On her blog, Marian has information for would-be hosts, and I thought it might be worth while writing about how it worked out for me, as a host....
I had only ever been to one house concert before, (which I blogged about here) and that was hosted by the band themselves, so I wasn't too sure what to expect.
So, how was it?
Well, I said when I signed up for the Kickstarter, and Marian's mailing list, that I might be able to host a house concert, and also that I might be able to provide accommodation.
Marian e-mailed me about 6 weeks before the date of the show, to check whether I was able to host, and then once I said yes, we agreed the date and other arrangements and the concert went onto Marian's tour schedule.
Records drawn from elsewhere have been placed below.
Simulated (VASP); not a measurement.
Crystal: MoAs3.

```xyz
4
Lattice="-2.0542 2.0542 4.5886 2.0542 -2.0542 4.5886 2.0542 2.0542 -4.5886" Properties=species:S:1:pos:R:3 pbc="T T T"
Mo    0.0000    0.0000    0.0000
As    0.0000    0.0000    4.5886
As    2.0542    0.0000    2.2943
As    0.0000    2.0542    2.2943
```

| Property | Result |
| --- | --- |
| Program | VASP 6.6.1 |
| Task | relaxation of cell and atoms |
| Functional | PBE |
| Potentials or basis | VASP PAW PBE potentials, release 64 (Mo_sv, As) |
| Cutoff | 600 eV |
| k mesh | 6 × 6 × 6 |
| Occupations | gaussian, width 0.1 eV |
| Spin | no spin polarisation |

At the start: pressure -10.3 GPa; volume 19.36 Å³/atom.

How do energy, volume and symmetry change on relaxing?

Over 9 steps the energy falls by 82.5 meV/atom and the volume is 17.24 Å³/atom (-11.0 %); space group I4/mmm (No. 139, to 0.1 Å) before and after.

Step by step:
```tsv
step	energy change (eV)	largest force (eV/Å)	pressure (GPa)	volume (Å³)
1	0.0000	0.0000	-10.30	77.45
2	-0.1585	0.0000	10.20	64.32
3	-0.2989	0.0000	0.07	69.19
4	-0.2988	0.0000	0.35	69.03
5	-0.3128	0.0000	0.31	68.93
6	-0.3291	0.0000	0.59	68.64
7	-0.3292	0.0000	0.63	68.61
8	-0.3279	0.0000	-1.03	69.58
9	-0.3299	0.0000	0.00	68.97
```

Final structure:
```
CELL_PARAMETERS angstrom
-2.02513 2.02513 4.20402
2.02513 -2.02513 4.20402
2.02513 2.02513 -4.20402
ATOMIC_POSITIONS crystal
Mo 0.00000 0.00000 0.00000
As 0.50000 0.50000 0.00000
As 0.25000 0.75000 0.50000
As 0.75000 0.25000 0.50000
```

I was also a little worried about whether the concert would be a success - I don't host a lot of parties. I tend to be more the small dinner party type.(In fact, my last actual party may well have been my house warming party, and I've I've lived in this house for 10 years now.)
And I panicked about whether the space would be too small, and whether the strangers coming to my home would turn out to be, well, strange.
In the event, I need not have worried.
So: Specifics: (based on the points made in Marian's 'house party 101)
'My house is too small'
My house *is* pretty small. But Marian knew that when she asked me if I was still happy to host. I made sure, in my invitation e-mail to interested parties, to make it clear that the house was small and that I didn't have masses of chairs - I suggested that people bring extra cushions to sit on, and some did, and eveyone knew what to expect.
'I've never done anything like this before'
I really haven't. I tend towards small numbers of people for meals, rather than larger parties. In the end I decided not to worry about this one. - I was as clear as I could be about what people could expect, both in terms of the size of the house, and what refreshments I would be providing, and decided that since people would be coming to hear Marian and Scott, there wasn't actually the pressure on me that there would have been if I were hosting a party just as a party. It was a very soothing thought!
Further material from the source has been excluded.